All varieties are over $\mathbb{C}$.

Let $X$ be a variety and $\pi \colon E \to X$ a geometric vector bundle. So $ \pi $ is affine. Then certainly the assignment $ M \mapsto \pi_*M $ defines an equivalence between quasi-coherent $\mathcal{O}_E$-modules and quasi-coherent $\pi_*\mathcal{O}_E$-modules.

Now $\mathbb{C}^{\times}$ acts on $E$ via dilation of the fibres of $\pi$. So $\pi_* \mathcal{O}_E$ acquires a grading. Is it true that $M \mapsto \pi_* M$ gives an equivalence between $\mathbb{C}^{\times}$-equivariant quasi-coherent $\mathcal{O}_E$-modules and graded quasi-coherent $\pi_*\mathcal{O}_E$-modules?
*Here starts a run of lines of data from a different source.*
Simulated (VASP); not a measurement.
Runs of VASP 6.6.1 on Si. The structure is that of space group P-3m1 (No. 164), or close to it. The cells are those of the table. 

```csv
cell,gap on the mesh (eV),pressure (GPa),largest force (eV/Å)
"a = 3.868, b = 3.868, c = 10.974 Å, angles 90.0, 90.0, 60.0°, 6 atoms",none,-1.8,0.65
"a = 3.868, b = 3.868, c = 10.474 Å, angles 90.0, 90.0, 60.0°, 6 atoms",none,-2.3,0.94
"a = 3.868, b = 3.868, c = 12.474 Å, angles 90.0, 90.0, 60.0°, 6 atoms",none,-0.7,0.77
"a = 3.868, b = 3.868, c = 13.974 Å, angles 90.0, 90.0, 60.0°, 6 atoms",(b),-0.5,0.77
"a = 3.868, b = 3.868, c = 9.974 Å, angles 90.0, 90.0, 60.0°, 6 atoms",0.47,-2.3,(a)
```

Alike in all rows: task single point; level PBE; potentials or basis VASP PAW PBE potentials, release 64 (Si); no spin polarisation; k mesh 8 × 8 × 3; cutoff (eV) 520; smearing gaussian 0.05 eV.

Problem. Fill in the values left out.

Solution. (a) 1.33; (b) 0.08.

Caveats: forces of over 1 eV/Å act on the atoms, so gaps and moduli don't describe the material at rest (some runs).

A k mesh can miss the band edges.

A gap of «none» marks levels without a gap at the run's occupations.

~~If this is true, does it generalize to replacing $\pi$ being a vector bundle with $E$ just equipped with a $\mathbb{C}^{\times}$-action, $\pi$ affine and $\mathbb{C}^{\times}$-equivariant, $\mathbb{C}^{\times}$ acting on $X$ trivially?
~~

**Added later** (in response to a-fortiori's comment): Perhaps I hadn't done my homework as conscientiously as I thought. Regardless, here are some thoughts. As candidate for the quasi-inverse (is there a more sensible choice?) take

$N\mapsto \mathcal{O}_E \otimes_{\pi^{-1}\pi_*\mathcal{O}_E}\pi^{-1}N$

with $\mathbb{C}^{\times}$-equivariant structure given by

$z \cdot (f(x,v) \otimes n_i) = f(x, z^{-1}v) \otimes z^{-i}n_i$,

where $n_i$ is in the $i$-th component of $N$ and the rest of the notation is (I hope) self-explanatory. Hitting the structure sheaf $\mathcal{O}_E$ (with the trivial/evident equivariant structure) with these functors works fine, so this isn't completely ridiculous. But now I am not even sure whether there are other equivariant structures on $\mathcal{O}_E$ that would make this breakdown.